Module Std.Project

Disassembled program.

Project contains data that we were able to reconstruct during the disassembly, semantic analysis, and other arbitrary amount of analyses.

Actually, project allows to associate arbitrary data with memory regions, program terms, and even attach them globally to itself. So it can be seen as a knowledge base of deeply interconnected facts.

Other than delivering information, from the bap to a passes, it can be also used as a communication media between different passes, (see Working with project).

type t = project
type state
val bin_shape_state : Core_kernel.Bin_prot.Shape.t
val bin_size_state : state Core_kernel.Bin_prot.Size.sizer
val bin_write_state : state Core_kernel.Bin_prot.Write.writer
val bin_writer_state : state Core_kernel.Bin_prot.Type_class.writer
val bin_read_state : state Core_kernel.Bin_prot.Read.reader
val __bin_read_state__ : (int -> state) Core_kernel.Bin_prot.Read.reader
val bin_reader_state : state Core_kernel.Bin_prot.Type_class.reader
val bin_state : state Core_kernel.Bin_prot.Type_class.t
type input
type library

IO interface to a project data structure.

include Regular.Std.Data.S with type t := t
type info = string * [ `Ver of string ] * string option

name,Ver v,desc information attached to a particular reader or writer.

val version : string

Data representation version. After any change in data representation the version should be increased.

Serializers that are derived from a data representation must have the same version as a version of the data structure, from which it is derived. This kind of serializers can only read and write data of the same version.

Other serializers can actually read and write data independent on its representation version. A serializer, that can't store data of current version simply shouldn't be added to a set of serializers.

It is assumed, that if a reader and a writer has the same name and version, then whatever was written by the writer should be readable by the reader. The round-trip equality is not required, thus it is acceptable if some information is lost.

It is also possible, that a reader and a writer that has the same name are compatible. In that case it is recommended to use semantic versioning.

val size_in_bytes : ?ver:string -> ?fmt:string -> t -> int

size_in_bytes ?ver ?fmt datum returns the amount of bytes that is needed to represent datum in the given format and version

val of_bytes : ?ver:string -> ?fmt:string -> Regular.Std.bytes -> t

of_bytes ?ver ?fmt bytes deserializes a value from bytes.

val to_bytes : ?ver:string -> ?fmt:string -> t -> Regular.Std.bytes

to_bytes ?ver ?fmt datum serializes a datum to a sequence of bytes.

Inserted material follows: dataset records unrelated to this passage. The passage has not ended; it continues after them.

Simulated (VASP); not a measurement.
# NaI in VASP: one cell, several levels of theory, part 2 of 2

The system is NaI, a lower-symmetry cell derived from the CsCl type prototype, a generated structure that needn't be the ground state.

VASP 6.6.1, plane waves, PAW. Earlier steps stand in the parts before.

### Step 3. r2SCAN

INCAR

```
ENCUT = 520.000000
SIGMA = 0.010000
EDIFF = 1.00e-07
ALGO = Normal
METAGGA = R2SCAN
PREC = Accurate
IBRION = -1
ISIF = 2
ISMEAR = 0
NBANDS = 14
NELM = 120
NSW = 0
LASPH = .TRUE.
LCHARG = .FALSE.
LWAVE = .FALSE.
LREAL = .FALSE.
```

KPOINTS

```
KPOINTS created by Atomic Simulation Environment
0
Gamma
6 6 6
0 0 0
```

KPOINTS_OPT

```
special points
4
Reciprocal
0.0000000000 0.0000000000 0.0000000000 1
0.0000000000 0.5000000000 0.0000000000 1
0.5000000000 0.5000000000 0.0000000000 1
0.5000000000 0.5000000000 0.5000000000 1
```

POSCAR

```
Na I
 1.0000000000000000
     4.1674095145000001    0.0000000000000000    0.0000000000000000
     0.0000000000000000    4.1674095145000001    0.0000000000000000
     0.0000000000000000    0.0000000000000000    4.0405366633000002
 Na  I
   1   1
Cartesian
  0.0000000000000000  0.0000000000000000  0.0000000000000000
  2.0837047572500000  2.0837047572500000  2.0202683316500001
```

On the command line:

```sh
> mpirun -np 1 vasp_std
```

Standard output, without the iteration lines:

val blit_to_bytes : ?ver:string -> ?fmt:string -> Regular.Std.bytes -> t -> int -> unit

blit_to_bytes ?ver ?fmt buffer datum offset copies a serialized representation of datum into a buffer, starting from the offset.

val of_bigstring : ?ver:string -> ?fmt:string -> Core_kernel.bigstring -> t

of_bigstring ?ver ?fmt buf deserializes a datum from bigstring

val to_bigstring : ?ver:string -> ?fmt:string -> t -> Core_kernel.bigstring

of_bigstring ?ver ?fmt datum serializes a datum to a sequence of bytes represented as bigstring

val blit_to_bigstring : ?ver:string -> ?fmt:string -> Core_kernel.bigstring -> t -> int -> unit

blit_to_bigstring ?ver ?fmt buffer datum offset copies a serialized representation of datum into a buffer, starting from offset.

module Io : sig ... end

Input/Output functions for the given datum.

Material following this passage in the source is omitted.